Mr. Paar was one of the first television personalities to pre-tape his shows. He liked to watch himself at night to critique his own performance. But pre-taping also led to interference by NBC executives, creating a rift between Mr. Paar and the network that eventually led to his permanent departure.
On Feb. 11, 1960, he famously walked off his show for a month after NBC censors edited out a segment, filmed the night before, about a joke involving a toilet.
He took his camera crews to Cuba to interview Fidel Castro, to Berlin just after the Berlin Wall was erected and to Africa to visit with Schweitzer. Mr. Paar's trips courted some controversy at the time but later were seen as efforts that distinguished his programs from others for their scope and curiosity.
"Anyone who saw him when he was in his prime knew he was a great television original," said Ron Simon, a television curator at the Museum of Television and Radio in New York. "You never knew what was going happen. . . . He was catalyst for ways the talk shows would go."
"The whole idea of intermingling politics with entertainment on a talk show really began with Jack Paar," Simon said.
Jack Harold Parr was born in Canton, Ohio, and moved around the upper Midwest because his father was a division superintendent with the New York Central Railroad
Mr. Parr said he had a lonely childhood, exacerbated by a stutter and then an onset of tuberculosis. However, his skill as a broadcaster could be directly attributed to his working to overcome those conditions.
He cured himself of a stutter by sticking buttons in his mouth and reading aloud. While in bed with tuberculosis, he spent many hours playing with the radio his father built for him. He became entranced by electronics.

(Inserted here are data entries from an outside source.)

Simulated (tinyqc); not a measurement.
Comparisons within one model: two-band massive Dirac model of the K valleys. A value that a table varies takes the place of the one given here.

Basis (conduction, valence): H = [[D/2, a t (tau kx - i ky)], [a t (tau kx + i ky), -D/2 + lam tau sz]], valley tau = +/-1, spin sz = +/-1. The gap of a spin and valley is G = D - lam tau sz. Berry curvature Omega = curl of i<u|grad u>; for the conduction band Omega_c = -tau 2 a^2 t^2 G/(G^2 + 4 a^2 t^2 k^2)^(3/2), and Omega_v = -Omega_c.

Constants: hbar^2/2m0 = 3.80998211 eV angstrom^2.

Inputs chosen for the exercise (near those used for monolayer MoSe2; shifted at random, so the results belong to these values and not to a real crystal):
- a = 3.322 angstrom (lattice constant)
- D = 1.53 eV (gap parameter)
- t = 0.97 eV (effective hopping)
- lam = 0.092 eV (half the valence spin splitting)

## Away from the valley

Otherwise, he spent his time reading about great figures in history instead of focusing on schoolwork. He was a restless youth and dropped out of high school to work as a radio announcer.
His early career took him to Indianapolis, Cleveland, Pittsburgh and Buffalo. He started honing his act to include comic routines, which became a particular favorite of enlisted men as he toured for the Army during World War II.
His jokes were usually at the expense of the officers. He quieted one talkative officer with the line, "Lieutenant, a man with your IQ should have a low voice, too."
After the war, Howard Hughes, then running RKO movie studios, invited Mr. Paar to Hollywood to appear in several feature films. The most notable was Twentieth Century-Fox's "Love Nest" (1951), an early comic vehicle with Marilyn Monroe.
As a film actor, he did not make much of an impression. His early efforts as a television host were equally inauspicious. At one time, he took over from Walter Cronkite as host of "The Morning Show," an attempt by CBS to compete with "The Today Show" on NBC.
On radio, he was more successful, temporarily replacing much larger stars, such as Jack Benny and Arthur Godfrey on their programs.
He took over "The Tonight Show" from Steve Allen, who had emphasized quicksilver pacing and sketch comedy. Mr. Paar instead treated his audience to interviews with irrepressible raconteurs -- among them Oscar Levant, Elsa Maxwell, Hermione Gingold and Buddy Hackett -- and that helped rescue the show from low ratings.
His humor also poked fun at the very nature of celebrity. He might pretend not to see Cary Grant in favor of an old lady sitting next to the suave and instantly recognizable film star.
In other routines, he might show baby pictures and substitute crazy captions to explain the scene. He might have his orchestra leader, Jose Melis, create a song from the sound of the last four digits of an audience member's telephone number.
His throw away lines became catchphrases, such as "I kid you not" after he told a supposedly true story. The line also became the title of one of the books he wrote.
The New York Times' television critic Jack Gould wrote in 1962: "Mr. Paar almost alone has managed to preserve the possibility of surprise" in an otherwise dreary television landscape.
His penchant for surprise sometimes bubbled into controversy. He drew rebukes from NBC after walking off his show during the "water closet" incident.
For that show, he told a five-minute-long story about an Englishwoman traveling in Switzerland and looking for the W.C., the British euphemism for a water closet or toilet. Only, as the story continued, a Swiss priest and schoolmaster think she is looking for a wayside chapel.
After a network censor cut the joke out of taste concerns, Mr. Paar refused to work for nearly a month. He later said his behavior was "childish and foolish."
He also had growing feuds with gossip columnists Dorothy Kilgallen and Walter Winchell and the television host Ed Sullivan. Much of the controversy was self-induced, as when Mr. Paar said Winchell's "high, hysterical voice" came from "wearing too tight underwear."
He left "Tonight" in March 1962, returning a few months later for "The Jack Paar Program." He began the new show with the line, "As I was saying, before I was interrupted . . . "
He retired in 1965, tiring of the grinding work schedule. He popped back into public life for career retrospectives but otherwise tended to such business interests as owning a television station in Maine.
Despite his intense public demeanor, he often shunned parties at ritzy watering holes in favor of a quiet family life.
He once described his interests as electronics, oil painting and helping end the scourge of crab grass.
He was twice married and divorced to a pianist named Irene, whom he met early in his radio career. "The first time we were divorced, it was my fault," Mr. Paar said. "The second time, it was her fault. When we felt that we were even, we quit."
Survivors include his wife, Miriam Wagner Parr, whom he married in 1943, and their daughter.